As Allen and I were filling out the paperwork for our niche at the Columbarium, we imagined a party to share our love for this historic San Francisco space.
Many, many months later our niche unveiling cum commitment ceremony ended up being exactly what we wanted, which was amazing since we had no idea what that was, even batting ideas around on the drive over.
Our friends Lawrence & Bruce helped us set up light refreshments: cheese & crackers, fresh fruit, sparkling juices that resembled champagne bottles, personalized pink & purple M&Ms, and beautifully decorated Day of the Dead skull cookies. We were intent on keeping everything festively simple.

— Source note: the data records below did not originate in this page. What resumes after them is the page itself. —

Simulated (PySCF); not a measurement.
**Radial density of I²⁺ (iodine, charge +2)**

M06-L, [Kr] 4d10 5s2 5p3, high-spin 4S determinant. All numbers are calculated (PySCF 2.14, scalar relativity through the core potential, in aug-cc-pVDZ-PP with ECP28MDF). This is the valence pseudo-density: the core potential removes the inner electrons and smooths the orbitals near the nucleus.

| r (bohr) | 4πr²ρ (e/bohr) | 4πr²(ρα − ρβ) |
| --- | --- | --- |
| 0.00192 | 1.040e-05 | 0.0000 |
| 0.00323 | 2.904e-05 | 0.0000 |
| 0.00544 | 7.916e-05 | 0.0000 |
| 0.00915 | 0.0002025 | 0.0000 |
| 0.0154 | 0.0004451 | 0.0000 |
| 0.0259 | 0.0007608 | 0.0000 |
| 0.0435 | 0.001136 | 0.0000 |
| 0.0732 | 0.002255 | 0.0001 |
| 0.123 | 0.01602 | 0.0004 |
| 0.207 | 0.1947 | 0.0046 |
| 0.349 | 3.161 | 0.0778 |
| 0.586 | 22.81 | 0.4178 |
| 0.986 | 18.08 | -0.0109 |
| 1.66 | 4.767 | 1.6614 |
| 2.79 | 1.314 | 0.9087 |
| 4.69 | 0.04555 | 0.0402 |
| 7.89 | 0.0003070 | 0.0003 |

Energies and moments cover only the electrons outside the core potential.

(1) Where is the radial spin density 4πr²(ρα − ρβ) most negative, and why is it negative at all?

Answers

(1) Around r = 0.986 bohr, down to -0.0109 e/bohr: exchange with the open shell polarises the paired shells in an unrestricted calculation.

Friends started arriving around noon, some all dressed up and bearing gifts, many not. They ranged in age from 7 to 87. Allen and I were resplendent (if I do say so myself) in our gold and black brocade jackets. Nancy had cleverly brought black headbands from which protruded “R.I.P.” providing just the right tone of insouciance. We had laid out a copy of the recent SFWeekly article. Tourists wandered through from time to time, which was most amusing. What must they have thought?
When the ceremony began we stood in the center of the rotunda welcoming everyone sitting and standing around us. I asked how many people had been to the Columbarium before. (About half). Allen and I took turns explaining what we were doing and why. Connie Champagne sang a beautiful, a cappella “Moon River”, which made me cry.
Allen and I spoke of our inspiration for the party: many weddings, an 80th birthday party, Renee’s “hoolie”… How we didn’t want this to seem like a wedding, though it did represent a profound commitment. Then Renee Gibbons sang “In My Life”, which made me cry.
We asked people to offer a word or phrase as a wish. Many people complied. Of course I can’t remember any examples right now, but they were humorous, heartfelt, and lovely. Doug (my ex) was very serious when explained that in his tradition… he asked people to stand up and… give us… a standing ovation. Cute. Then Connie harmonized with Renee’s version of “The Rose”, which made me cry.
Allen and I hugged and kissed and held hands throughout. Then we invited everyone up the small staircase to the second floor where we’d draped a cloth over the bank of nine niches. I read a quote from Ivor Novello that a friend had slipped me on the way up the stairs:
Sometimes on the rarest nights,
Comes the vision calm and clear,
Gleaming with unearthly lights,
On our path of doubt and fear:
Winds from that far land are blown,
Whispering with secret breath,
Hope that plays her tune alone,
Love that conquers pain and death.
We pulled back the covering and pointed to our niche. The weekend before we had installed a framed photo of the two of us, Allen’s 1940’s Pinocchio cylindrical metal lunch pail, his ceramic Jiminy Cricket figurine, my Holly Golightly bobblehead, and a small circular Heath yin/yang dish, one half filled with tiny green stones that Allen had long ago picked out of the sand for me at Tennessee Cove (a symbol of his OCD and a souvenir of a lovely afternoon, among other things.) The artist friend creating my ceramic, book-shaped urn hasn’t finished it yet, but will be added when it is. I had suggested somehow installing miniature red velvet curtains, acknowledging Allen’s life in theater, as well as the euphemism for death, but so far the nonexistent Decoration Committee hasn’t been very responsive. So the space is a work in progress that we hope won’t be put to use for a very long time.
People wandered around exploring the magic and mystery that pervades the space. Everyone congratulated us on the successful event (even our rabbi friend), and pointed out people they knew who were interred there (Geoffrey’s mother is just a few yards away). People started drifting away and by 2:00 everyone was gone and by 3:00 we were cleaned up (again with the help of Lawrence and Bruce (who by that point had bought himself a niche)) and on our way. Short, sweet, and miraculously just what we’d hoped for. After having been emotionally/psychically opened so deeply, I was totally fried for the rest of the day. I dropped Allen off (he hadn’t been feeling well, but did an admirable job of getting through the proceedings) and later my friends Laura & Roxi & their daughter Emma came over for a little while before heading back down to Santa Cruz, but otherwise I just snacked, read, and plotzed. There are more images on Allen’s Facebook page, Renee gave us a big batch of photos and hopefully soon some video.
The following day Allen asked if I felt any different. Neither of us seems to, but perhaps in some subtle way, we are more, well, committed.